Folio, and the Folio community, have served as helpful guides in shaping our approach to professional growth and evaluation here at Cushing. I always try to join as many of these calls as I possibly can and I am definitely a fan of registering in order to get the video and slides later. While this written format lacks some of the interactive energy I crave, hopefully the content can still be of use. Whatever version of this conversation you are joining I applaud you for your interest in doing the front end work to support your teachers and department heads in the upcoming year.
I am excited to share how I use the summer months to plan and prepare for our year-long process for professional growth at Cushing, leveraging the Folio platform and the summer updates. I’ll identify the key features that guide our approach at Cushing, with an emphasis on the impact we have seen - and aim to see - for our faculty and for our learners.
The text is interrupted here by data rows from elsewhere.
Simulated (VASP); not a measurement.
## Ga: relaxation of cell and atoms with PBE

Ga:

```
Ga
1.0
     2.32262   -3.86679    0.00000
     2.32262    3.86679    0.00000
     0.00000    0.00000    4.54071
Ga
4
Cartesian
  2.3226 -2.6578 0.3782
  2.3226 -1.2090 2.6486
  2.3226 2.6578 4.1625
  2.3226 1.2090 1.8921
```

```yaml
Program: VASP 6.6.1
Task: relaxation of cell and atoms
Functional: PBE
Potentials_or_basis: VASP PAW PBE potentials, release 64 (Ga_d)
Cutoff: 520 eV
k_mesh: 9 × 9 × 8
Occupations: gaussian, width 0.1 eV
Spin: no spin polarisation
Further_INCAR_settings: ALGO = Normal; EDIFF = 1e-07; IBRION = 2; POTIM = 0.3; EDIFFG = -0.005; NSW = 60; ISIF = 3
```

Proactive Summer Planning is Crucial
This is a photo from Cushing’s Summer Session, which runs for five weeks each year. I do not have a role with the summer session program but I am in my office throughout the summer.
I do my best to leverage these quiet days because I know that once September is here…
...my daily pace accelerates back to full-throttle, getting into classrooms for observations, supporting new faculty members, and helping students find joy and success in the classroom.
The more intentional I can be during the summer, the more meaningful the experience can be for our teachers and department heads once the business - and the busy-ness - of the academic year gets underway.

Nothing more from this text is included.